Last night, American heavyweight, Deontay Wilder, 27-0, 27 KO’s, easily destroyed Matthew Greer, 15-9, 13 KO’s, in two rounds. When it comes to the crop of heavyweights from the states, Wilder has taken top spot as the man to watch after the quick collapse of Seth Mitchell in his last fight. The problem with Wilder is that he is not fighting anyone with a pulse.
Greer’s 15 victories were over a collection of fighters that had a collective record of 89 wins and 136 losses and 11 draws, giving them a 37% winning percentage. Greer cannot win a fight unless he’s facing a career loser. Look at the opponent before Greer: Kelvin Price. He brought in a record of 13-0, 6 KO’s, going in, but the collective record of his opposition was: 88 wins, 86 losses and 6 draws, giving them a 48% win rate. This is what the opposition of Wilder has in common. The more that he fights these scrubs, the more that it appears that his handlers have little faith in him as a heavyweight.

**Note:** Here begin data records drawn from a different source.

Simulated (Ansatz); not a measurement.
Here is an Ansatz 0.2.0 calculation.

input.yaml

Overprotecting heavyweights is a common thing. We saw it with Alex “The Destroyer” Stewart, Shannon Briggs and Lou Savarese, all heavyweights that built up impressive records early on over opponents that did not belong in the ring. Briggs was the only one out of the crop of 1990s heavies that were overprotected to win a title. Wilder is clearly being overprotected. He needs to step up against a mid-level guy at this point.
Wilder should take on a guy like Dereck Chisora, Chazz Witherspoon or Sherman Williams…battle-tested veterans that could give Wilder some trouble and help him grow as a heavyweight. Until we see Deontay in the ring with a fighter that has pulse, the jury is still out. A record is only as impressive as the opponents it’s built upon.